Control audio (play/pause and skip +/– 5 or 30 seconds) with the keyboard from any application, i.e., without having to switch between windows. (I mapped F1 through F4 for those functions.)
Insert time stamps into any document. (In my setup I now need to press F6 to put the timestamp into the clipboard and then Ctrl-V to paste the timestamp.)
Play audio at a timestamp. (In my setup, I just need to select a piece of text like “[00:43:10]” in any document and press F6 – the audio will then jump to 43 minutes 10 seconds into the current audio file.)

Controlling Audio

First of all we need a way to play audio. We'll use XMMS2, which has a client-server architecture. There is a daemon (“xmms2d”) that actually plays the audio and maintains a playlist and there are several front-ends that you can choose from. The seemingly standard one is GXMMS2, but I didn’t like it too much. The playlist interface is a bit too complicated, and the minimized version is too tall. Instead, I settled on Esperanza. What I liked most about Esperanza is that it minimizes to a very slim bar, just like a toolbar. I adjusted the size and position of my OpenOffice window so that it fits right under the Esperanza bar. This way I can see where my audio is at (and which file was loaded) while typing into OpenOffice:

(“Rafael” is a pseudonym.)

Esperanza and XMMS2 can be installed with apt-get:

sudo apt-get install xmms2 esperanza

Even though the Esperanza bar is visible while OpenOffice is active, it doesn’t have focus and thus will not catch keyboard events. (And if it did, it wouldn’t help, since it doesn’t have a keyboard shortcut for going back or skipping by 5 seconds – a key feature when doing transcription.) However, we don’t need to use it for controlling the audio – just for selecting a file and for showing where we are at. Instead, we can control the XMMS2 daemon using “xmms2” – a command-line client. For instance, typing “xmms2 pause” at the command line would pause the audio and “xmms2 seek -5” will take us 5 seconds back. But you won’t actually have to type out those commands every time. Gnome 2 lets us bind those commands to keys, and those bindings will be active in any application. Open gconf-editor(press Alt-F2 and type “gconf-editor), and navigate to apps/metacity/global_keybindings.

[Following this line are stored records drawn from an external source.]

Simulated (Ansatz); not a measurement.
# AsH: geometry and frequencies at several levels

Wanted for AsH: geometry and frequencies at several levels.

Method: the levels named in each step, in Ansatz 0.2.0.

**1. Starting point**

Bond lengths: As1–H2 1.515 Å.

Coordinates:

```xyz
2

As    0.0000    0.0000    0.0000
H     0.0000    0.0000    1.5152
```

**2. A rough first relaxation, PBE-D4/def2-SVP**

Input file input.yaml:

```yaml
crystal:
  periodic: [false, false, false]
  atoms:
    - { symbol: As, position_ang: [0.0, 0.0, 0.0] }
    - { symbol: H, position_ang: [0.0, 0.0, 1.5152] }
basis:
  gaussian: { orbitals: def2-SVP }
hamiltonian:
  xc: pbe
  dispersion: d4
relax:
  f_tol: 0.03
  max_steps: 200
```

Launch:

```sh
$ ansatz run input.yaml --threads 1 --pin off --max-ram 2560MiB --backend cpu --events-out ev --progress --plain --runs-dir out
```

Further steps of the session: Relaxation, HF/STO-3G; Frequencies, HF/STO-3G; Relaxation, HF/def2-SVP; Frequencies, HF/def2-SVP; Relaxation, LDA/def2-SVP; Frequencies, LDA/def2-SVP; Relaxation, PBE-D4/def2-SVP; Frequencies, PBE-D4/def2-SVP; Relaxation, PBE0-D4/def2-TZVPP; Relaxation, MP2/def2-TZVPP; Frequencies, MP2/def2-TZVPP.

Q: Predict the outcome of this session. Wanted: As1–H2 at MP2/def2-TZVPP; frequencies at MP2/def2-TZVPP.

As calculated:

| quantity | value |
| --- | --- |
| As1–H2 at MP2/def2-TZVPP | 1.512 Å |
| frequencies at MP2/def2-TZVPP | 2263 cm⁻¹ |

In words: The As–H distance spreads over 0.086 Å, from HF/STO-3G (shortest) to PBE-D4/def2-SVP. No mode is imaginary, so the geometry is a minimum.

We'll pick keys for “runcommand1” through “runcommand7”, typing “F1,” “<Shift>F1,” etc. After that, navigate to apps/metacity/keybinding_commands and set the commands that correspond to “runcommand1” through “runcommand7”. I.e., if we set “runcommand1” to “F1” in global_keybindings and set command1 to “xmms2 seek -5” in keybinding_commands, pressing F1 will have the same effect as calling xmms2 seek -5 at the command line – it will move the audio back 5 seconds.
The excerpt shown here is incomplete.